Firefighters in Orondo, Washington, responded to what they believed to be a car fire on Highway 87 about 10 miles north of Orondo around 11:30 Thursday morning. But instead, the fire crew found a motorhome fully engulfed in flames, reported KHQ.
Firefighters used foam enhanced water to extinguish the fire. It took crews over an hour to put the fire out because of how much burnable material was in the motorhome at the time. There was also a propane tank located in the floor compartments that was venting sporadically, shooting a large ball of flames out of the base of the motorhome on the passenger side, creating a danger for firefighters.
Once the fire was knocked down, firefighters went through the wreckage, digging out hot spots and applying more water. A total of 3,800 gallons of water was used to put the fire out.

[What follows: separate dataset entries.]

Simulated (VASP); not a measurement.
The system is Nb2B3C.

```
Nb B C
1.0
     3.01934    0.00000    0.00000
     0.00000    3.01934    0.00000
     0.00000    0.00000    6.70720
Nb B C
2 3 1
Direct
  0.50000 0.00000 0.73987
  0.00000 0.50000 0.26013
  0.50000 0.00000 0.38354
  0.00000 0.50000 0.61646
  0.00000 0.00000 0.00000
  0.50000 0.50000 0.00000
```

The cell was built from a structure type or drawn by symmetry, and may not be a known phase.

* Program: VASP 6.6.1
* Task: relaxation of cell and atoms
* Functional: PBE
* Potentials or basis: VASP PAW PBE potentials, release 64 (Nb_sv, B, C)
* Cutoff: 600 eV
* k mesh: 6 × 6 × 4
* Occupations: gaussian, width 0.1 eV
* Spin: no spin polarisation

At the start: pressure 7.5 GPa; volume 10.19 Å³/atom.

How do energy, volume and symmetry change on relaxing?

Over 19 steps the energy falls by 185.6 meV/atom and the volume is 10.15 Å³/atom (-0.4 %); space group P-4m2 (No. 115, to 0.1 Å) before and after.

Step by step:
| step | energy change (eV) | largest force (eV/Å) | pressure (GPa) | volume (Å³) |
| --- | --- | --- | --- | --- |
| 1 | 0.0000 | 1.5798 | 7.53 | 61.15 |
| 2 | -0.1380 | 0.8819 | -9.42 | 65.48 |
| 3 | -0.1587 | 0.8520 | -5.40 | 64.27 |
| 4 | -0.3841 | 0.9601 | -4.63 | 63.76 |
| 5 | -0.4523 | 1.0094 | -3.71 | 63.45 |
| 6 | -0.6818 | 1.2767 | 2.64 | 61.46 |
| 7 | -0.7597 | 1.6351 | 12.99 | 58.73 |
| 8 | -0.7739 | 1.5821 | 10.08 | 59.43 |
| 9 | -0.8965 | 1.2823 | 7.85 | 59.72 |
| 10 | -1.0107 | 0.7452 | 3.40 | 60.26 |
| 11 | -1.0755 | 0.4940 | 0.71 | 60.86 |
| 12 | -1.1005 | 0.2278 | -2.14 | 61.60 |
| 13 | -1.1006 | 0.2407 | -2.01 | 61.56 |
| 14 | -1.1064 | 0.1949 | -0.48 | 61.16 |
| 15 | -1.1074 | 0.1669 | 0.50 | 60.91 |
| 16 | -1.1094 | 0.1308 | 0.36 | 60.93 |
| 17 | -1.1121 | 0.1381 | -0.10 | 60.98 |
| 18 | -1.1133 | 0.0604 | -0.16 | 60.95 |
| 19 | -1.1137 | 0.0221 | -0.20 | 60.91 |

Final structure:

The owner told firefighters they were driving on the highway when flames erupted out of the engine compartment located at the back of the motorhome. The brakes then failed and forced the driver to roll to a stop. They were able to unhitch the pickup they were towing at the time and move it clear of the fire.
“There was also a propane tank located in the floor compartments that was venting sporadically, shooting a large ball of flames out of the base of the motorhome on the passenger side, creating a danger for firefighters.”
Such prowess of the investigative reporter! I guess the concept of a safety valve opening to prevent a BLEVE never crossed their mind.
(BLEVE – Boiling Liquid Expanding Vapor Explosion)
RV’s burn very fast. Lots of fuel for a nice hot fire. Friend exhausted two fire extinguishers attempted to stop his RV fire.
Completely destroyed in less than 5 minutes. Only saving grace, the local fire house had a vehicle responding to another incident within 1/2 mile of his fire.
My rule is get the heck out, it’s insured.
It is likely that if they had installed an AFFF Engine Fire Suppression System that they would still have a coach instead of a total loss of their coach and personal belongings. The AFFF (aka Aqueous Film-Forming Foam) is exactly the same stuff that the firefighters used to extinguish the initial fire.